Accord Mortgages has overhauled its affordability assessment model, allowing it to lend up to 15% more to homebuyers — equivalent to an average increase of £37,000 per mortgage.
The change follows updated regulatory guidance that permits lenders to apply lower stress interest rates when determining whether borrowers can still afford their repayments if rates rise in the future. Stress rates are a key part of the mortgage application process, simulating a scenario in which interest rates increase to assess how resilient a borrower’s finances might be.
The intermediary-only lender said the revised affordability model will apply to all new lending and is expected to open up greater borrowing potential for more customers.
Jeremy Duncombe, managing director of Accord Mortgages, said: “Accord already offers market-leading innovation and flexibility to help borrowers overcome today’s affordability challenges, but we’re always looking for new ways of applying the common-sense approach we’re known for.
“We really welcome the regulator’s latest guidance on aspects like the stress interest rates we have to apply to our mortgage decisions.
“We’ve been able to review our already-competitive affordability model in light of this, combined with changes in market and economic conditions, which means we can help even more people achieve their homeownership goals.”

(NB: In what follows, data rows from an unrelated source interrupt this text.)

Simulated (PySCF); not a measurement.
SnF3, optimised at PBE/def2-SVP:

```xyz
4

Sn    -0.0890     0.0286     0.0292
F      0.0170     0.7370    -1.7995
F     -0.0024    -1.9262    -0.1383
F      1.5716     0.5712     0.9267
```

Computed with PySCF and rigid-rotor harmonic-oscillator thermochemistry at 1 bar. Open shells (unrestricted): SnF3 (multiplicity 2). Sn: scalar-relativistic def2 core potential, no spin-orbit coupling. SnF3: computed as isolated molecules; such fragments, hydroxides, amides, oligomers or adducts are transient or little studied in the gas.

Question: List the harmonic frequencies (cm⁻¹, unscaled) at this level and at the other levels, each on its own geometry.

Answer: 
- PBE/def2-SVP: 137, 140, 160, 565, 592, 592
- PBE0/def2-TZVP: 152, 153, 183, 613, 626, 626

The latest update is part of a broader series of measures introduced by Accord in recent months to support buyers navigating a still-challenging property market. These include a new cashback range for first-time buyers, with up to £6,250 available to help cover the rising costs of buying a home, including higher stamp duty charges.
The lender has also expanded eligibility for its £5k Deposit Mortgage, which now includes flat purchases. In addition, its Boost LTI (loan-to-income) product allows access to higher borrowing levels, subject to criteria.